Enabling radiative transfer to the sky, which is generally 20°C cooler than the air close to the surface of the land, and also radiating to cooler areas around the panels, holds the greatest promise for boosting solar module efficiency, says Green. As manufacturers convert to bifacial modules, there is an accompanying push to increase the reflective qualities of the ground on which solar farms are constructed — covering the surface in white pebbles, for instance — which will cool the ground, and increase opportunities for radiative transfer.
Module frames, says Green, echoing Coolback’s thinking, also provide an opportunity to draw heat from the module. UNSW is working on its own technology now.
Green’s team is closest to commercializing a technology based on convection — heat loss through air drawn across the surface of the module. Unlike other approaches, this technology can be retrofitted to already installed solar systems. “We’ll convince someone who’s operating one of the big solar arrays in Western New South Wales to let us apply these to a segment of their field,” Green says. “And gather some really good data on the advantages.”
Overall, the four heat-reducing technologies favoured by UNSW are each likely to deliver three or four degrees of temperature reduction.
Green says that a 10° C decrease should be experimentally easy to achieve, but integrating the technologies into production at low cost, and with minimal change to current industry processes, is the challenge he most looks forward to overcoming.

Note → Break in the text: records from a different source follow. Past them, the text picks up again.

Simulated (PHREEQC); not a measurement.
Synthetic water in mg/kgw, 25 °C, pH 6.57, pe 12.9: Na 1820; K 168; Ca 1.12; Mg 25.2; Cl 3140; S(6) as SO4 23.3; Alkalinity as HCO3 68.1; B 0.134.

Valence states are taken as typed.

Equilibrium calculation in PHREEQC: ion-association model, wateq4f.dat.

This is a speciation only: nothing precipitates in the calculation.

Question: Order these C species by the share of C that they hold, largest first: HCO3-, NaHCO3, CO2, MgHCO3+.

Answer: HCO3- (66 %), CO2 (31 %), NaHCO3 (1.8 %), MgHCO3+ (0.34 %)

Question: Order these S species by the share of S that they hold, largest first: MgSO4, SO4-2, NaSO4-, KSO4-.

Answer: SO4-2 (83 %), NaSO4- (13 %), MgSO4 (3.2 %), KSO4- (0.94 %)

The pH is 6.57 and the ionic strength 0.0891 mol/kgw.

A five-degree reduction would still be “significant”, he says, “because it will give a 40% increase in the time it takes for solar cell performance to degrade by 20%, and it will also improve the power output of the modules while they are operating.” Green calculates this would deliver a total increase in energy production from solar PV modules of around 50% over their enhanced lifetime. That’s a prospect which should give solar farm developers goosebumps.